The CHRO's Workforce Agenda for 2026: Leading People Through AI Transformation

The CHRO’s Workforce Agenda for 2026: Leading People Through AI Transformation

No executive is closer to the human consequences of AI transformation than the Chief Human Resources Officer. As organisations across every sector deploy AI to automate tasks, augment decision-making, and reshape operating models, the CHRO faces a question that is simultaneously strategic, ethical, and deeply personal: how do we transform how work is done while preserving the trust, capability, and commitment of the people doing it? In 2026, the answer to that question will define culture, talent retention, and organisational performance for years to come.

How Is AI Reshaping Workforce Structure?

The impact of AI on workforce structure is more nuanced than the headline narratives of job displacement suggest. The roles most immediately affected are those involving high volumes of repetitive, rule-based cognitive tasks — data processing, document review, routine analysis, and standardised customer interactions. These roles are being automated or significantly augmented across finance, legal, HR, and customer service functions. However, the same wave of automation is creating demand for new roles: AI oversight and governance, data interpretation, human-AI interaction design, and the kind of complex judgement and relational work that AI cannot replicate.

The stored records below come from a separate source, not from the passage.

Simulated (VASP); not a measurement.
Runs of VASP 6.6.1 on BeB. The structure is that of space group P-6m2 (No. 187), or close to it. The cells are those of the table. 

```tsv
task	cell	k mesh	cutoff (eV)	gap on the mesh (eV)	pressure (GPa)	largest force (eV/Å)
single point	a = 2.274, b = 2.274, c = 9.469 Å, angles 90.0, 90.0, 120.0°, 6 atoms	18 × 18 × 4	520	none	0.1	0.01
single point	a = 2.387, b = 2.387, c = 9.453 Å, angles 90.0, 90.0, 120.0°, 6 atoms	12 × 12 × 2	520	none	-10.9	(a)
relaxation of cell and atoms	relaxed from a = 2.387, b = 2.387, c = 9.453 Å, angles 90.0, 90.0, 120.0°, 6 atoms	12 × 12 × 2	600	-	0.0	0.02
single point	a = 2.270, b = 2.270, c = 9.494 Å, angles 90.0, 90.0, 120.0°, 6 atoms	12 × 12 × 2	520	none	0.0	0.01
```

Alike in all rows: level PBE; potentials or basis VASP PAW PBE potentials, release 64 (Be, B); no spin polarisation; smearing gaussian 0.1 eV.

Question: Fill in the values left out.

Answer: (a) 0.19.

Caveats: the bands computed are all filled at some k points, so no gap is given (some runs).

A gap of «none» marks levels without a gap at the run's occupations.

The CHRO’s strategic challenge is to manage this transition at pace — identifying which roles are changing, designing credible reskilling pathways for affected employees, and recruiting or developing the new capabilities the organisation needs. The organisations getting this right are those that treat workforce transformation as a strategic programme with dedicated resources and executive sponsorship, rather than a series of ad-hoc responses to technology deployment decisions made elsewhere in the business.

What Does AI Mean for Talent Acquisition and Retention?

AI is transforming talent acquisition as profoundly as it is transforming other HR functions. Screening tools, skills-matching platforms, and AI-assisted interview analysis are reducing time-to-hire and expanding the reach of talent searches. However, they also introduce significant risks. AI-assisted hiring tools have been shown to perpetuate historical hiring biases when trained on past hiring decisions, and the ICO has published clear guidance under UK GDPR requiring transparency about automated decision-making in recruitment. CHROs must ensure that AI tools used in talent acquisition are subject to regular bias audits and that candidates are informed when automated processes influence hiring decisions.

On retention, the evidence is clear: the organisations retaining talent most effectively through periods of AI transformation are those that communicate proactively and honestly about the changes underway, invest meaningfully in reskilling, and give employees genuine agency in shaping how AI is adopted in their areas of work. Fear and uncertainty are the primary drivers of attrition during technology transformations — and both are addressable through transparent leadership communication.

Navigating the Legal and Ethical Dimensions of AI in the Workplace

The use of AI in employment decisions — whether in hiring, performance management, promotion, or redundancy — creates significant legal exposure under UK employment law and the Equality Act 2010. Any AI system that produces outputs with a disparate impact on protected groups — by age, gender, ethnicity, disability, or other characteristics — may give rise to indirect discrimination claims, regardless of the intent behind the system’s design. CHROs must ensure that legal and HR teams have reviewed the use of AI in any people process that influences employment outcomes, and that appropriate human oversight is built into all such processes.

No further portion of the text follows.